He saw this coming

"Authenticity Is the New Eloquence," was the title of a talk David Kusnet delivered at a speechwriting conference—10 years ago.

David Kusnet is the onetime chief speechwriter for the Clinton administration. He’s also a smart guy. So if I remember right, I likely told him, when he agreed to keynote a Ragan Speechwriter’s Conference that I was planning back in 2006, to simply say whatever was on his mind.

“When David Murray … invited me to speak to this conference,” he began, “he asked me to be provocative—so let me apologize in advance for anything that I will say that will provoke you. … Please think of me like the local president of a bricklayers union talking to his fellow craft-workers about how they can keep working even if masonry were to become mechanized.”

So what did Kusnet, now a principal and senior writer at the Podesta Group, say that was so provocative pre-YouTube, pre-Facebook, pre-Twitter? What did he discuss that was as dangerous to the livelihood of speechwriters as mechanization would be to bricklayers? “The rise of the new media; the death of the common culture; the decline of dialogue and debate; and the growing demand for authenticity.”

Let’s take them one by one:

Rise of the New Media

Just as radio and television encouraged leaders like FDR and Ronald Reagan to adopt less formal and more conversational speaking styles, “the cable news networks and the Internet … are making communications even more instantaneous, individualistic and informal.”

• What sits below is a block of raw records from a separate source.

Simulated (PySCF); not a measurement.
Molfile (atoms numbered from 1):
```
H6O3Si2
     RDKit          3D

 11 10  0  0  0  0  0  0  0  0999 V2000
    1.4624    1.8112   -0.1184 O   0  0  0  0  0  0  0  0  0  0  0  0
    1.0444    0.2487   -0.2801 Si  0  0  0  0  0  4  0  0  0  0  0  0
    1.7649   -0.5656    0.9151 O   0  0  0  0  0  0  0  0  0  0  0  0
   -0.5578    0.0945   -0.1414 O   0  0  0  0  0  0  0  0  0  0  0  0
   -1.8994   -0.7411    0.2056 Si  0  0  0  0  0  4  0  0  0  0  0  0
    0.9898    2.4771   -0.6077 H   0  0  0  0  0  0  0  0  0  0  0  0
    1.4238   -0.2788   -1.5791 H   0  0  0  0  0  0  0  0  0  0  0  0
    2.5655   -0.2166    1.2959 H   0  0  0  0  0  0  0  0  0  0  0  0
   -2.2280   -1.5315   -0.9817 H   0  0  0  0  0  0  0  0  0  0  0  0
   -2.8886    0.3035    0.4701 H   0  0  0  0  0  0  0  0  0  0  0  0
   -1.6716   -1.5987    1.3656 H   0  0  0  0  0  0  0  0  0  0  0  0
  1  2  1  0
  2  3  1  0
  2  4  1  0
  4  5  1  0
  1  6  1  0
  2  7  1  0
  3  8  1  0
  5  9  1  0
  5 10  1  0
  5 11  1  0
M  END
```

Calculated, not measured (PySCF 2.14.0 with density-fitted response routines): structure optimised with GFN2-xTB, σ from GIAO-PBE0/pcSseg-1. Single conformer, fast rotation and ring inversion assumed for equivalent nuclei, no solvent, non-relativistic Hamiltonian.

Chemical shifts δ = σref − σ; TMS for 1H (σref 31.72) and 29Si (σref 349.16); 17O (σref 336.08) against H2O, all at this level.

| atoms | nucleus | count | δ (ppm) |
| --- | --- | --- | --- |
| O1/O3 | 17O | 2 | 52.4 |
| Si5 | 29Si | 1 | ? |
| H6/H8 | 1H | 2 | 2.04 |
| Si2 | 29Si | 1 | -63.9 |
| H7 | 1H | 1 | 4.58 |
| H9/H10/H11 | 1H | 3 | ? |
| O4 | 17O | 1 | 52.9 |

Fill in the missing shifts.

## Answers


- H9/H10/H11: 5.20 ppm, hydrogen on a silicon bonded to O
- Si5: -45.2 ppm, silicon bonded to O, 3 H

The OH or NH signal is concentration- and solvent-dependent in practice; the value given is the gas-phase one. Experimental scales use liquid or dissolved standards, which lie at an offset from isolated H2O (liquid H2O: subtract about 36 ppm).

As Donald Trump would tweet, “Sad!”

The Death of the Common Culture

“Americans used to know a few basic texts,” Kusnet pointed out. “The Bible, the works of Shakespeare and the basic documents of our history. It wasn’t only the elites. The tribunes of the dispossessed knew that their constituents knew the Old Testament, with its struggles for freedom and the New Testament, with its promise of redemption.”

To prove it, Kusnet quoted speeches from labor leaders that quoted scripture.

“Now imagine how a presidential candidate would be ridiculed if he or she spoke in as elevated a fashion as the leaders of coal miners and sleeping car porters spoke in the last century,” Kusnet said.

Now, “the only common cultural reference is popular culture—TV, movies, music and commercials. And so Walter Mondale criticized Gary Hart by quoting an ad for hamburgers—‘Where’s the beef?’ The elder George Bush quoted Clint Eastwood: ‘Go ahead, make my day.’ And Arnold Schwarzenegger quotes his own films. And now, in the era of hundreds of cable channels, even the popular culture will not be a common culture for much longer.”

The Decline of Dialogue and Debate

Martin Luther King spoke to white moderates, Reagan spoke to working class Democrats, Bill Clinton won some of those same Reagan Democrats back, telling them he wanted “no more something for nothing.”

But now, Kusnet said, “it’s rare for any segment of society to try to engage its adversaries or even try to speak seriously to the common good. … Instead of persuasion, we have assertion.”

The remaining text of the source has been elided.